What to Write? How Metrics can Guide Your Online Content

What to Write? How Metrics can Guide Your Online Content
Thursday, October 10, 2013
Guest Contributor

Every writer’s ideation process should include a peek at analytics. Here’s why: Writing a regular blog is a lot of work. There are times when post topics come fast and furious, and times when you read, research, and scrape for inspiration. There are all kinds of ways to source content for your next post – or series of posts: we scan our RSS feeds, follow news about what’s hot in the industry, and share what we’ve learned in our day-to-day. We also log into analytics and use keyword tools to find out what topics our audience is asking for.

What? That’s not creative! Won’t that result in keyword-stuffed spam meant only for bots? I beg to differ. There are innovative ways to use metrics and search data to spark the creative process, resulting in posts that people actually read, enjoy and share. And if your audience likes your content, chances are Google will too. You’re a writer, right? Once you’ve been enlightened by the data, it’s your job to turn those metrics into something clever and engaging. I know you can do it.

Step one: Look at Your Site’s Analytics Once upon a time, creative types came up with great ideas on their own, and left readership calculations to the pointy-headed analysts. These days, every web writer’s ideation process should include a peek into your site’s web analytics. Those charts and numbers will guide you closer to writing content that is interesting and sharable. Don’t be scared. Ask your web developer to show you what’s where. Or watch a couple tutorials. Once you have analytics access and know your way around a little bit, look for data on:

  1. Which pages and blog posts garner the most views
  2. Which keywords visitors entered to find your site
  3. Which traffic sources (other websites) are driving traffic to your site
  4. Keywords people enter in your search box

Then ask yourself: who is coming to the site right now? What kind of information are visitors looking for? Does my post offer value? Which posts and topics do they enjoy and share? Which posts are not generating traffic?

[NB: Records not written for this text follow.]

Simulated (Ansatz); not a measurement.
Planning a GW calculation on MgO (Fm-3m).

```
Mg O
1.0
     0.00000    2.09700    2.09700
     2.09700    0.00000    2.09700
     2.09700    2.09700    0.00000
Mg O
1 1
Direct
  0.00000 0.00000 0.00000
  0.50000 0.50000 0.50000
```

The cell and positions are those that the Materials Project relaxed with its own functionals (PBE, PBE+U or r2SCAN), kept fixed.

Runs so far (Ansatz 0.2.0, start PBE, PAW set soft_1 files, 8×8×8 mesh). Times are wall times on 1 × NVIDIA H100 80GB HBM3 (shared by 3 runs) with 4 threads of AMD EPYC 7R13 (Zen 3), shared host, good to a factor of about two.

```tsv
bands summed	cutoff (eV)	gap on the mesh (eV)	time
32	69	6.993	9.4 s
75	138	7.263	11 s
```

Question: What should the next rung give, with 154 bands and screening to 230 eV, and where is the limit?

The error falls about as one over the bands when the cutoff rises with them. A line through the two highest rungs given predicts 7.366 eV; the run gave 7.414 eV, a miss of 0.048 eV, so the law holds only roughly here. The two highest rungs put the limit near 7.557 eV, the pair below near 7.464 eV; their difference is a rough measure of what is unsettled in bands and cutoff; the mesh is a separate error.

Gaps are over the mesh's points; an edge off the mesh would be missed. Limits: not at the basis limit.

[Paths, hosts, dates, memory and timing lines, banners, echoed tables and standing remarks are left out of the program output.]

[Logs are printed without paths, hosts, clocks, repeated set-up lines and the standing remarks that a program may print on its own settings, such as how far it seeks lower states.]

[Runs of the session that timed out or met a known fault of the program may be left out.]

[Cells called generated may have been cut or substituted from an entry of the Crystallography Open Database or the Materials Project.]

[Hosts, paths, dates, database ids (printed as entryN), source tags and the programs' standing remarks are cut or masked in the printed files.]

Step two: Do Your Keyword Research Now that you’ve identified your site’s most popular and most searched content, take a step back to survey search interest in your market. This will help you map trends and audience interest in your space. Start with Google Trends, then branch out to any keyword research tools that are at your disposal. Enter keywords and buzzwords that are relevant to your market. Take note of the keywords and topics that are trending, and those that are declining. Put together everything you learned: the site analytics, the keywords, the trends. In there you will find revelation: content creation nuggets of goodness.

Step three: Write It Once you figure out the topic for your post or article, identify the most relevant, keyword-focused sub-topics and write your article around these. Structuring your work around sub topics will provide more useful content to your visitors, and will make you more relevant to Google’s Hummingbird algorithm. Google’s new context-oriented Hummingbird Algorithm favors content that answers varied and more complex search queries. So don’t be afraid to write in depth, informative articles if you feel inspired.

The bottom line: Google is getting better at identifying and promoting information rich content. Once you engage the feedback loop of creating more of what your readers enjoy, you will please your audience. And when you please your audience, you please the search engines. Everybody wins.